What I Know For Sure

Nothing.

Sorry for the bad title but I just read three issues of Oprah magazine on a long cross-country trip. It seemed right.

2013 was a busy year for highered, research, and yours truly. A few round-ups and random thoughts about 2014:

At UVA’s Carter G Woodson Institute I had the privilege of connecting the trends in current higher ed debates to what I argue are the larger structural issues at play in those debates:

Tressie McMillan Cottom, a sociology Ph.D. candidate at Emory University and research fellow at the Center for Poverty Research at the University of California-Davis, said institutions play a tremendous role in developing and perpetuating social trends.

“So much of our life is governed by bureaucratic arrangements, and yet, we tend not to look at organizations as mechanisms for reproducing inequality,” she said. “So essentially if we think about college admissions as an organizational arrangement, an organizational mechanism, and a very important one critical to higher education, I say we’ve got to look at some of the social processes that deliver people differently to different types of institutions — an unequal childhood, for instance.”

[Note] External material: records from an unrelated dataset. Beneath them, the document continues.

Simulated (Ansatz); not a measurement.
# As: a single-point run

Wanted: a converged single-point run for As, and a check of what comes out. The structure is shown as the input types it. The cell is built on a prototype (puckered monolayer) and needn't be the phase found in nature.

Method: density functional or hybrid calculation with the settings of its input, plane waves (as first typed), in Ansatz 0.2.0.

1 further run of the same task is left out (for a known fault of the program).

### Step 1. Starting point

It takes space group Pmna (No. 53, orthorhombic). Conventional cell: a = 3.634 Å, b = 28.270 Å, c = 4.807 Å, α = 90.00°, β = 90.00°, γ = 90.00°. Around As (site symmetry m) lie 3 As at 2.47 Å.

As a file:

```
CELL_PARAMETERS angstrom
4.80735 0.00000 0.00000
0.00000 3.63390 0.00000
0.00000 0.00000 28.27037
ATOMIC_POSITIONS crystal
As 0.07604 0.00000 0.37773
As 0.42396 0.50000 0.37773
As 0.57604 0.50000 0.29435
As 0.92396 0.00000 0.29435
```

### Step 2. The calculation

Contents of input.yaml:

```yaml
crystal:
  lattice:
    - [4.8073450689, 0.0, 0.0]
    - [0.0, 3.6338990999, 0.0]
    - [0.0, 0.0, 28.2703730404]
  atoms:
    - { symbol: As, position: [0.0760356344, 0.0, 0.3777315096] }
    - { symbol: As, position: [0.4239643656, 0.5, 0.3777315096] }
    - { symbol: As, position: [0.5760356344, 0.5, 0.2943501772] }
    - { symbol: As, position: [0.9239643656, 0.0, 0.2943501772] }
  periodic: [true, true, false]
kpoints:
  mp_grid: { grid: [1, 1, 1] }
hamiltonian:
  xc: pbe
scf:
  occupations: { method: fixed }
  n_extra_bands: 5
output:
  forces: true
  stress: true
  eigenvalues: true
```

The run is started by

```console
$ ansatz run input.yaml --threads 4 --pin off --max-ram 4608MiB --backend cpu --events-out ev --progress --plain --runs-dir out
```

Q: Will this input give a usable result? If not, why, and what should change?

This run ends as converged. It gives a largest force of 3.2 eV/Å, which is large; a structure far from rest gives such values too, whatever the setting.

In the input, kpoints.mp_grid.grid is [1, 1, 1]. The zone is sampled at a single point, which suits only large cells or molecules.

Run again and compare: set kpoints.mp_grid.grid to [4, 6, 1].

We are obsessed with higher education right now because it is the institutional mechanism that ostensibly produces the mobility and economic security we intuitively recognize is eroding. Our angst over college is about our angst over declining work stability, social cohesion, and identity. I told the packed, engaged awesome audience at UVA that this context explains the expansion of for-profit higher education, the contraction of opportunity in traditional higher education, and the contentiousness of the debates around both. You can hear that talk on iTunes now. I start somewhere around minute 51:00 and I sound much better in my head. Please remember that should you listen.

The California Faculty Association and Philosophy Department at San Jose State University sponsored a couple of talks on MOOCs and inequality this year. I gave two lectures. One focused on a broader dialogue about MOOCs and public higher education. A second lecture specifically talked about ethical dilemmas in public-private publics, institutions, and the social good as they relate to the privatization of knowledge production and credentialism.

This audience was amazing. I was not kidding when I told them that I have never been so thoroughly intellectually worked out in a Q&A. I was enchanted.

I also had an opportunity to do something I’ve long wanted to do. I thanked the faculty and students at SJSU for leading on a counter-narrative to the prevailing “failing higher education” narrative coming out of ed tech, industry, and policy. There are institutions about which I carry deeply — particularly HBCUs and MSIs — for whom these debates will be salient in ways I fear. Yet, for many reasons, these institutions are more vulnerable to the consequences of speaking out and agitating. It takes institutions that can to lead in ways others cannot to do so, to the benefit of us all. SJSU, particularly the Philosophy Department, showed us how that can be done and they changed the national debate about MOOCs and public education. That is the power of a narrative when wedded to conviction and academic freedom. I thank them, again.

You can see an out-take from that talk courtesy of CFA president’s cell phone woman-on-the-street video. She asks a question about student of color and online education and corporate education that I wish I were asked more often.

I thought that was a fabulous idea, by the way. Just note that in my mind I am much taller.

I also started a column at Slate this year to broaden the public discussion about higher education. Many of you have made my essays there some of Slate’s most read and most shared. Thank you.

A little essay I was convinced was too narrow to be of general interest became one of my most widely read and shared stories of the year. I continue to hear from readers about the Logic of Stupid Poor People. Academics immediately pick up that the essay is essentially an autoethnographic reflection on cultural capital, Weberian status cultures, and mobility. General readers, I think, connect with structure embedded in the analysis.

Actually, I thought the same about my essay on Miley Cyrus: no one will get this niche navel-gazing take on a pop culture moment. I was really wrong. According to my inbox, that essay has been taught at Princeton, Yale, UGA, and Emory in courses ranging from literature to game theory. I do not know how to say what that means to me without it reading as hyperbole so I will not try.

I can get all C. Wright Mills about this but I am passionate about the benefit of sociology in such sociological times as these. I am grateful for any small contribution I can make to that. I hope to encourage my students to do the same.

The insecurity of 2013 produced our college obsession. I do not imagine that changing in 2014. When I want clear, articulate, expert guidance on the subject I turn to people like Matt Reed, Sherman Dorn, Jonathon Rees, and Audrey Watters just to name a few. It is an exciting time to model what scholarship can bring to public debates. I am honored to be in community with great people that are doing just that.